My friend and former neighbor, Paul, is missing in action! I've tried dropping in on his pad twice, and the entire wing appears to be sealed off, so I think both rooms in that wing are vacant. Where did Paul go? Did he go to China? Did he get deported? I should e-mail him and find out.
There is this hot English-teaching chick who taught English in Japan staying at our guesthouse. She wears a sexy black thong. I saw it several times because her pants don't completely cover it.
Only idiots buy cans of tuna. Mackerel is WAY cheaper per gram. Like, you can get 400 grams of mackerel for 990 won, but only 250 grams of tuna for that amount of won. The taste and smell are almost the same. I don't think I'll ever go back to tuna.
The CELTA course at the British Consulate -- I still don't know whether they'll have it or not. I called yesterday and they said they'll know on Monday. I want to get English-teaching certified at that center (or should I say "centre"). I want to plan my summer (or should I say, "summre"), so I would really like to know if the course will be offered or not!

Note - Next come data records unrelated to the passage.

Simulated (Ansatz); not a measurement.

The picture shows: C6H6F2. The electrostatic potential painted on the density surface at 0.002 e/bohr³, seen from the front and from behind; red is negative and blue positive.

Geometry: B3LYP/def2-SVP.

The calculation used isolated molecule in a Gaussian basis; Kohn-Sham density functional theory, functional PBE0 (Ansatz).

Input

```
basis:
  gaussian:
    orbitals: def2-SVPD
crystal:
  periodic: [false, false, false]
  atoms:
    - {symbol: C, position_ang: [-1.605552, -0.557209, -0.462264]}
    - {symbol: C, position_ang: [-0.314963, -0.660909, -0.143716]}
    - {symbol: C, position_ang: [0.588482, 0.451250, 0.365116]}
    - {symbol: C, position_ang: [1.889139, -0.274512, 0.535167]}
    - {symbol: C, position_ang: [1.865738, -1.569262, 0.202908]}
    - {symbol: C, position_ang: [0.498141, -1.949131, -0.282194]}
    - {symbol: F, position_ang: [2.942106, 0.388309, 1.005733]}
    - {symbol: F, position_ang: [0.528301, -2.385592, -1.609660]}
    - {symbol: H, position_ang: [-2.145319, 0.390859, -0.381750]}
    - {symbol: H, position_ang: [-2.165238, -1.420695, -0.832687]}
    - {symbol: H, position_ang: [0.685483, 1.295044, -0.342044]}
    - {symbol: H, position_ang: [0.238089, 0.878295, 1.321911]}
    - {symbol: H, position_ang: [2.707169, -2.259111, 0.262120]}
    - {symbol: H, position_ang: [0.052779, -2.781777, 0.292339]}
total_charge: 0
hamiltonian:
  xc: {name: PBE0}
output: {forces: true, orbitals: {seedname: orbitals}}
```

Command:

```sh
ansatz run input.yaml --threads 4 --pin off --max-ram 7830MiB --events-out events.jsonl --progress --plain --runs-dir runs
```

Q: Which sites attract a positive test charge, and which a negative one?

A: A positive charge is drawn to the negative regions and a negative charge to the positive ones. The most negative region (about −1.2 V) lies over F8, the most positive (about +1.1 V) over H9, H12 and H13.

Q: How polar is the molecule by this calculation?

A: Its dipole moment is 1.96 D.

Well, I ought to be doing something more constructive with my time, so I'll sign off now. This site can be fun, but for the next week, Charles needs to keep his priorities straight!

Oh, come on, admit it, you wanted to see more pictures with colorful lanterns.
April 24, 2007
Well, today I tried to get some good pictures of a temple near the guesthouse, because it's roughly Bucheo Oshin Nal (The Day that Buddha Came). I don't remember if it's already happened or if it's yet to happen, but either way, I figured I'd get some pictures, because I recently discovered that my camera lens was covered in dust, and now that I've cleaned that crap off, the pictures I'm taking aren't coming out as hazy. As for other news, I went to school and did some catch-up work (like, not overdue assignments or anything, just words I should have looked up earlier), and that's about it.

I never found the temple that I set out to find, but I got a couple of distance shots of another one. Midterm exams start next week, by the way, and I need to get cracking on those.

April 22, 2006
Well, I just finished the KLPT test. When I came out of the room, I was in a somewhat good mood (I figured "all I need to get a Level 3, my goal is a 250/500, and there's a reasonable chance [50/50] that I got that"). Then I logged onto the KLPT website and saw that you actually need a 300/500 to get a Level 3. So I really, really doubt I got a Level 3. I had a good idea on how to answer about 1/3 of the questions, so that's a 165 right there. Guessing randomly on the questions where I had no idea would yield about 25% on those questions, so that's 248.75 (about 250). Therefore, I'd say the chances of having made a Level 2 are about 50/50. Quite frankly, after almost a year in Korea spent doing nothing but learning Korean, both a Level 1 or a Level 2 would SUCK. I need a Level 4 for PROBATIONARY university entrance. This is very, very uncool, and I'm just going to have to resign myself to the fact that if I'm going to get the necessary 350 to get into university here, it's going to take A LONG TIME, and probably a new study method, because my biggest problem on that test was VOCABULARY. Oh, sure, I know about 4,000 words, but they apparently aren't the right words. Yonsei University fills me up with stupid, worthless words, to the point of total, utter saturation, so I'm unable to memorize any more more useful vocabulary.

If I were still on the "get a Level 4 by the end of the Yonsei program" track, I'd be very, very, very depressed today, but I threw away the "university entrance by early 2008" in favor of "university entrance someday."

A picture of me standing in front of a giant rock gaudily engraved with Kim Il-sung's name and some slogan.
April 19, 2007


Yes, that's right, I finally uploaded the pictures. I haven't finished writing the photo essay yet, and there are 37 pictures, not 40, but I figured that if I keep putting this off, they'll never go live, so here they are:

I will sincerely try to write up a photo essay and captions for these photographs. I had originally wanted to flesh out Part VII with more photos (two more). Part VII covers the return to South Korea across the DMZ and/or any souvenirs that I still have on-hand. However, I just couldn't think of anything else worth taking a picture of for Part VII, so I'm leaving the Part VII picture count at three instead of five.

I just wanted to get these photos live, because with the KLPT in (holy shit) three days, this could way of the kongnamul soup video and get postponed into oblivion.

April 18, 2007
I'm feeling much better today. Yesterday, I barfed TWICE. I wanted to go to school today, and woke up at 7:00 AM and felt pretty good and decided to go, but Mijung did not approve. Since she spent all of yesterday doting over me, I don't want to piss her off, so I'm staying home. I have almost 40 pictures of North Korea assembled and ready to upload -- I just want to hit 40, and then I'll upload them (I divided my North Korea photo essay into seven sections, all with five photos a piece, except for the Guryong Falls, which is exquisitely beautiful and gets 10).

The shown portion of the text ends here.